What is ‘corporate tax’?

June 17, 2010
In response to business circles’ demands, Japanese political parties are calling for a reduction in the corporate tax. The Ministry of Economy, Trade and Industry also calls for a five-percent corporate tax cut in the “Industrial Structure Vision 2010” published on June 1. What is the corporate tax in the first place?

Levied purely on profits

Okada Toshiaki, former chair of the National Tax Agency Workers’ Union, said, “Roughly speaking, corporate tax is imposed on corporate profits. Their profits are calculated by deducting expenditures from sales.”

The expenditures, including investments in plant and equipment, sales and administrative costs, and employees’ wages, are all deducted from the taxable amount. After paying the corporate tax, the rest of the profit will be mainly divided into internal reserves and dividends.

“They say that a corporate tax hike will be passed on to employees in reduced wages or will place severe strain on corporate competitiveness. But such arguments are all humbug,” said Okada.

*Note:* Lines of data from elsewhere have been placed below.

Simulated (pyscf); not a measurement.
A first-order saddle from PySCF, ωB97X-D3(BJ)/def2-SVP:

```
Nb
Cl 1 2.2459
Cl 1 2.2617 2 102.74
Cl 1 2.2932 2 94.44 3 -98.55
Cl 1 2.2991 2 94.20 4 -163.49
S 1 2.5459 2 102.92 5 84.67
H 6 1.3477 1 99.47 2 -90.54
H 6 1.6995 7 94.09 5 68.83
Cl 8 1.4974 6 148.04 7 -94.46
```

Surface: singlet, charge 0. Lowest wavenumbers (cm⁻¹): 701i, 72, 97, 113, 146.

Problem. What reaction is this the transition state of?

Tax revenues go down by cutting corporate tax

The national government’s corporate tax revenue in the FY 2010 is expected to be 5.953 trillion yen. Companies are also required to pay a local corporate tax and a corporate residents’ tax to their respective local governments. The total revenue from these three corporate taxes in this fiscal year will be 10.959 trillion yen, which is 19 trillion-yen less than in 1989 when the amount hit a record high.

The current corporate tax rate is 30 percent (about 40 percent if including the two other corporate taxes).

More internal reserves

Why are business circles and major companies persistently calling for their tax requirements to be lowered? According to Tomiyama Yasuichi, secretary general of the association to review unfair taxation systems and former National Tax Agency worker, it is because “the rise in corporate tax will lead to reductions in their internal reserves and in dividends.”

In other words, a corporate tax reduction will create more internal reserves to employers, which are actually used for foreign investment, as well as more benefits to their major shareholders.

“Trying to deal with the financial crisis while cutting the corporate tax, which is a major source of tax revenues, is nonsencical,” said Tomiyama, who went on to say, “Although the government refers to the international trend toward corporate tax reductions, the global competition to lower corporate taxes must be halted and reason must prevail.”